The average total energy is E = T + V ~ ħ^{2}/(8m(Δx)^{2}) + ½mω^{2}(Δx)^{2}.

The ground state has the lowest energy, so we minimize E with respect to Δx.

We then solve the second-order differential equation

∂^{2}ψ(x)/∂x^{2}- (m^{2}ω^{2}x^{2}/ħ^{2})ψ(x) + (2mE_{min}/ħ^{2})ψ(x) = 0 for ψ(x). - Details of the calculation:

(a) dE/d(Δx) = -ħ^{2}/(4m(Δx)^{3}) + mω^{2}Δx = 0, (Δx)^{2}= (ħ/(2mω)

Inserting (Δx)^{2}= ħ/(2mω) into the equation for E yields E = ħω/2. The ground state energy of the harmonic oscillator is on the order of ħω.

(b) Time-independent Schroedinger equation:

∂^{2}ψ(x)/∂x^{2}- (m^{2}ω^{2}/ ħ^{2})x^{2}ψ(x) + (mω/ħ)ψ(x) =0

Try a solution ψ(x) = Nexp(-a^{2}x^{2}). Then

4a^{4}x^{2}– 2a^{2 }= (m^{2}ω^{2}/ ħ^{2}) - (mω/ħ), or a^{2}= mω/(2ħ)
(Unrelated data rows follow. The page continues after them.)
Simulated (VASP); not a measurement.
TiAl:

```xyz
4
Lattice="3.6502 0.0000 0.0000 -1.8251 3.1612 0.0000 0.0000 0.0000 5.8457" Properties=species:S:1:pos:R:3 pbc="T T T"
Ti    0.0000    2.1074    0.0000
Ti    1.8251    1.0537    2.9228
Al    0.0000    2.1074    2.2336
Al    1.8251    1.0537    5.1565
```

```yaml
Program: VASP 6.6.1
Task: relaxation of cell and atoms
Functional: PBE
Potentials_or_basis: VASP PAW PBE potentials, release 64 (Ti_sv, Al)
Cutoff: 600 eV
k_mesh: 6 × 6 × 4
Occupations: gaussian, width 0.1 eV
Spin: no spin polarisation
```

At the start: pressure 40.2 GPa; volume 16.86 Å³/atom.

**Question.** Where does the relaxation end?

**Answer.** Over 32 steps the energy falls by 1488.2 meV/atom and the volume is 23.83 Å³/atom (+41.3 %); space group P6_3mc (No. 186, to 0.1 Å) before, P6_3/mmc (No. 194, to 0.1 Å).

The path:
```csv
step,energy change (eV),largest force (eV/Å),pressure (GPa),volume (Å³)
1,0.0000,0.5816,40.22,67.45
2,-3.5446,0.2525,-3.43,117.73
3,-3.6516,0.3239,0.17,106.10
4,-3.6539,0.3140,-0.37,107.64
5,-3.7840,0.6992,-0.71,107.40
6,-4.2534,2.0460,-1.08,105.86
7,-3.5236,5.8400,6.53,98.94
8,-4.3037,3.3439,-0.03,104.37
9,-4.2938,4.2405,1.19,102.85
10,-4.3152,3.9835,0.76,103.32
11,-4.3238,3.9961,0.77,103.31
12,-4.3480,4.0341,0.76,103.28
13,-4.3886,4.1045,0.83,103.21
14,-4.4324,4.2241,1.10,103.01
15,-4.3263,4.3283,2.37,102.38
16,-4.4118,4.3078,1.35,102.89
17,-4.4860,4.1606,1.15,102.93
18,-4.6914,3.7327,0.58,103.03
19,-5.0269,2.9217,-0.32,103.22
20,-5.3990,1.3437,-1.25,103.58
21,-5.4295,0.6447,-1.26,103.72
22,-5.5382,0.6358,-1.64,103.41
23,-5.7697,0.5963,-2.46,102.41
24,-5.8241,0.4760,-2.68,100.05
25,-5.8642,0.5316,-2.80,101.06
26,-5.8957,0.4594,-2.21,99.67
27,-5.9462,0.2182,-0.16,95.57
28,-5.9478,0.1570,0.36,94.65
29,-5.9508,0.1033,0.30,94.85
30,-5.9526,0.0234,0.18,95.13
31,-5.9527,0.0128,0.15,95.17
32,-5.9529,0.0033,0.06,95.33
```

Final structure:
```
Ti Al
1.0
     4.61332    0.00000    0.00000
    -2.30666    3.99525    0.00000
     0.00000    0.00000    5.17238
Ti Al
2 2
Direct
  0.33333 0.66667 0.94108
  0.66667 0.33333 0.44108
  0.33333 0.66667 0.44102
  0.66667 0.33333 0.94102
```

The corresponding probability distribution is P(x) = N^{2}exp(-mωx^{2}/ħ), with N^{2}determined using

∫_{-∞}^{∞}P(x,t)dx = 1. N^{2}= (mω/πħ)^{½}.

P(x) = (mω/πħ)^{½}exp(-mωx^{2}/ħ).

Consider thermal neutrons in equilibrium
at temperature T = 300 K.

(a) Calculate its deBroglie wavelength. State
whether a beam of these
neutrons could be diffracted by a crystal, and why?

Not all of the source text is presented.